Seventeenth Century

Historical Summary

5. Josyf Dekamilis (1641-1706), Bishop of Mukachiv.
Katekhesys
(The Catechism)
Ternava, 1698.

This catechism, translated into Ukrainian by the Galician-Ukrainian priest Ioan Kornyts'kyi, is the first text printed for the use of Carpatho-Ruthenians.

Gift of Dr. and Mrs. Ihor Galarnyk, July 1975.


6. Petro Mohyla (1597-1647), Metropolitan of Kyiv and Galicia.
Orthodoxa confessio catholicae atque apostolicae ecclesiae orientalis
Leipzig: J. Thomam Fritsch, 1695.

This catechism was originally written in Greek by Petro Mohyla (1597-1647), and then translated into Latin by Lars Norrman. Mohyla established the Kyiv Mohyla Academy in 1632 and also helped guide the Kyivan Caves Monastery Press.

Duplicate Fund, July 1971. From the Library of G. J. Arvanitidi.


7. Poluustav s'derzhashchii v sebe dnevnuiu i nochnuiu sluzhbu
Kyiv: Kyivan Caves Monastery, 1682.

The Kyivan Caves Monastery Press was the most important center of printing and engraving in Ukraine during the 17th and 18th centuries. The imprimery issued several hundred titles on various subjects, both original works and translations , in Ukrainian, Church Slavonic, Polish, Russian, Latin, and Greek. The books printed included many ecclesiastical and liturgical texts, such as the Church Slavonic liturgy shown here, as well as primers, hagiographic studies, Orthodox polemical treatises, didactic works, and literary works.

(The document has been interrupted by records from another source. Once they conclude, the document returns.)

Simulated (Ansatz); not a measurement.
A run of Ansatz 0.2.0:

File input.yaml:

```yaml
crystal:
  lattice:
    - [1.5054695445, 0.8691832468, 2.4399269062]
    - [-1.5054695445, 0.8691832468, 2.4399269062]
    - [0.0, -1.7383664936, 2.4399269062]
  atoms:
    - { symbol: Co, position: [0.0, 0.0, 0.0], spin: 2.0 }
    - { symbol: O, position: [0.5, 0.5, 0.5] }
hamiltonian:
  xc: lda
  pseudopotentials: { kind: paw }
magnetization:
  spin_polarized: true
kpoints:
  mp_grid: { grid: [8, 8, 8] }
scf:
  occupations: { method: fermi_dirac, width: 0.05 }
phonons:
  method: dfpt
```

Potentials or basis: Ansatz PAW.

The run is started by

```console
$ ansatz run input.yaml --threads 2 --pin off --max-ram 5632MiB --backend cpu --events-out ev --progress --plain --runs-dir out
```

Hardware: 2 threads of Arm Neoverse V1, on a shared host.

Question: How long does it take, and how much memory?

Bayard L. Kilgour, Jr. Fund, June 1970.


8. Jedrzej Mlodzianowski (1627-1686)
Icones symbolicae vitae et mortis B. Iosaphat martyris, Archiepiscopi Polocensis: expressae, et perillustri domino Di Georgia Stanislao Sapieha oblatae
Vilnius: Iesu, 1675.

This emblem book contains a brief biography of Saint Josaphat (ca. 1580-1623). He was canonized in 1867 by Pope Pius IX, and thus became the first eastern-rite saint in the Catholic Church.

Bayard L. Kilgour, Jr. Fund, February 1970.


9. Ivan Mazepa Koledyns'kyi (1639-1709)
"Universal of 1691"
Baturyn, 14 October 1691.

A confirmatory charter to the possession and usufruct of a water-mill for a distinguished member of the Host, Gregory Karpovich, situated on the Oster River, tributary of the Desna. The universal is written in the contemporary literary Ukrainian language of the late 17th and early 18th centuries, and carries the Hetman's seal and signature dated in Baturyn, 14 October 1691.

Gift of Curt H. Reisinger, purchased from Israel Perlstein, 1952.